Photo by Steve Henderson
Durability is the first word to describe the Butte Water Company building located at 124 W. Granite. Constructed in 1907, this three-story edifice has been the headquarters of the Butte Water Company since 1918.
At the turn of the last century, Butte boasted numerous sophisticated buildings that could rival any eastern city of its size. The Butte Water Company building is evidence of this trend. Because large volumes of water were extremely important to a mining town, it was only natural that its company headquarters serve practical needs as well as uphold the architectural rivalry that was common to the age.

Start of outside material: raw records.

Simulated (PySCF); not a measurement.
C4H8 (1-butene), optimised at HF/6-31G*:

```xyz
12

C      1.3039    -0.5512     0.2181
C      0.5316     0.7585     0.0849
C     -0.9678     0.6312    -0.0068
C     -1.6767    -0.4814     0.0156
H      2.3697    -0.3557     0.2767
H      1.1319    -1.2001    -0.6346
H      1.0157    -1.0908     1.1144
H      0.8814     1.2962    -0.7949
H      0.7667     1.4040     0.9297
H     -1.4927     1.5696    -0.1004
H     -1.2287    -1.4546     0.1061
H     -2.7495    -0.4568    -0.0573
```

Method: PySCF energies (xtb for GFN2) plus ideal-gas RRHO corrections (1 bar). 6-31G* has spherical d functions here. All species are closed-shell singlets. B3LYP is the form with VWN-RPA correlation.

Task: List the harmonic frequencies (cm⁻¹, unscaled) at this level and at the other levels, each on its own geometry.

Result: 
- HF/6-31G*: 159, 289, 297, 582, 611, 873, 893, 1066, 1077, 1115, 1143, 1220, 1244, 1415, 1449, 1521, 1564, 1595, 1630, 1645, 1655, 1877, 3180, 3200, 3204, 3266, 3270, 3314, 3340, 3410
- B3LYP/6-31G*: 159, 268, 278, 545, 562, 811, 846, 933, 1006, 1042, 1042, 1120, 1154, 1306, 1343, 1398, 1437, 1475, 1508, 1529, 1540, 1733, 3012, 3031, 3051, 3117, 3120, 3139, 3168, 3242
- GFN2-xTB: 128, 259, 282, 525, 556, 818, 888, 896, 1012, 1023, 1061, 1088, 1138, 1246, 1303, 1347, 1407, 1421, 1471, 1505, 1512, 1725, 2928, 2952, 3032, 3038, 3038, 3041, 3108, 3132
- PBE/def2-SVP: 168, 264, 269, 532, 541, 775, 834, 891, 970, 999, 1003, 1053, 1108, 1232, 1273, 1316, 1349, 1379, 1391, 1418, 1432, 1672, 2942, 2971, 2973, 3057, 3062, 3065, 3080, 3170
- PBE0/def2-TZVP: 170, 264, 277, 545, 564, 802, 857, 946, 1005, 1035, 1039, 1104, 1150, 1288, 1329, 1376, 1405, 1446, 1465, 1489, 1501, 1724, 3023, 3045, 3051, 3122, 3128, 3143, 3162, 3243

Seemingly too grand for its original function, the building started out as the main office of the Montana Independent Telephone Company. Designed by Montana architect George Shanley, the plaque on the front entrance explains the ornateness of the building as symbolic of the "new-found optimism of the era." The classical structure is completely occupied by the Butte Water Company although remains of the telephone company are still visible on the upper floors.
Constructed of brick and stone, the front exterior also has a two-story portico or porch supported by an order of slender Ionic columns with scroll-like ornamentation at the top. The top cornice bears the prominent name "Butte Water Co." There is a wrought iron railing on the second floor between the columns and a wrought iron balcony centrally located on the third floor.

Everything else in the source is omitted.